Accused Jeanette Yanson-Dumancas should, in my view, be released on bail for the following reasons:

1. The spouses Dumancas were included in the informations as accused merely because they were the ones who complained to the police that the two (2) victims had swindled them. There is no showing that the spouses knew, much less instigated, the kidnapping and murder of the victims. Of note is a portion of the testimony of the alleged lone eyewitness and co-conspirator turned state witness, Moises Grandeza, where he declared that Jeanette Dumancas told accused Dominador Geroche to bring the two (2) swindling suspects to the police station and that she would call a certain Atty. Geocadin so the proper cases could be filed against them.  Such statements of Dumancas indicate lack of any criminal intent unless the contrary is later proven during the trial.

2. The situation of Jeanette Dumancas is no different from that of her husband who was granted bail by the trial court.

3. Jeanette Dumancas came back from abroad even after the charges against her had been filed.  Certainly, this is not indicative of a probability of her later jumping bail should she be released on bail.

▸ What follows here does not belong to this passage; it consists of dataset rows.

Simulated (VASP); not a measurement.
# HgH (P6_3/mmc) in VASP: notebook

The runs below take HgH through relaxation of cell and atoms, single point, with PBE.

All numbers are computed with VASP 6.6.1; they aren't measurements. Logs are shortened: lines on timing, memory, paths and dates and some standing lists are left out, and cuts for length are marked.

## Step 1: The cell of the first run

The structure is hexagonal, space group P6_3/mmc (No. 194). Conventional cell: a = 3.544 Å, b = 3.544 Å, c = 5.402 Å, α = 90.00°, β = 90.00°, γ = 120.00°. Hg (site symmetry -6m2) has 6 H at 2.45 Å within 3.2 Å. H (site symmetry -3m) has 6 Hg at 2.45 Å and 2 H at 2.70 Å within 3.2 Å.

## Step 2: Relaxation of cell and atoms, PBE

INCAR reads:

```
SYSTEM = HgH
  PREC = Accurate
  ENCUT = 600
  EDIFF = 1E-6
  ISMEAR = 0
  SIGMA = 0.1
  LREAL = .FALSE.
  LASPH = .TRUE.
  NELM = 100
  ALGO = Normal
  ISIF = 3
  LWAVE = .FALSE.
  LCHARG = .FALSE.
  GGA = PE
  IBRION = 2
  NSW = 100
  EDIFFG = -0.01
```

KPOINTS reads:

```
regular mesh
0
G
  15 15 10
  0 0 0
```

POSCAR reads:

4. To deny bail to a mother of two (2) minor children in the absence of direct evidence that she was indeed a principal by inducement as alleged in the two (2) informations, is antagonistic not only to her constitutional right to bail but also to the ideals and demands of a just and humane society.





CONCURRING-DISSENTING OPINION

KAPUNAN, J.:

I fully agree with much of what my esteemed colleague, Justice Hilario G. Davide, Jr. has written in this case. However, at least with respect to petitioner Jeanette Dumancas, I think this Court, mainly for humanitarian reasons, should exercise its discretion to grant said petitioner her constitutional right to bail, pending the determination of her guilt or innocence in the trial court.

The facts so far established in the case at bench with respect to the spouses Dumancas as narrated in the court's opinion simply show that they were civilians who complained to the authorities (respondents herein) to the effect that they were swindled by Rufino Gangar and Danilo Lumangyao, the alleged murder-kidnapping victims. After respondent Jeanette Yanson-Dumancas identified them, the lone witness for the prosecution in this case testified that she requested the accused, specifically Domingo Geroche to "bring (the two men) to the PC or police" so that she could in the meantime locate her attorney for the purpose of filing the proper charges against them. Possibly out of sheer overzealousness, or for reasons not yet established in the trial court, both men were brought elsewhere and shot.  Thus, apparently, the only reason why the spouses were charged as principals by inducement was because, as possible victims of a group of alleged swindlers, they initiated-through their apparently legitimate complaint - the chain of events which led to the death of the victims in the case at bench.

This narration clearly casts enough doubt regarding the strength of the evidence of guilt against Mrs. Dumancas, which ought to be sufficient for us for us to exercise our discretion to grant bail in her case.  The trial court has already refused to grant her petition for bail, which under the facts and circumstances so far available to the lower court, constitutes a grave abuse of discretion, subject to this court's action.  While I agree that normally, a motion for reconsideration should be addressed to the trial court or to the Court of Appeals (if the said motion were denied by the lower court), I see no reason why, here and now, we should not exercise our discretion, for compelling humanitarian reasons, to grant Mrs. Dumancas her constitutional right to bail.  Firstly, she is the mother of two minor children, aged seven (7) and one (1) years old, who have been deprived of her care for over a year. Second, even with the knowledge that she would face possible arrest, she came back to the country from abroad, risking incarceration in order to face the charges against her.

Without prejudice to whatever the lower court would in the course of hearing the case, deem appropriate, I vote to grant Mrs. Dumancas' petition for bail.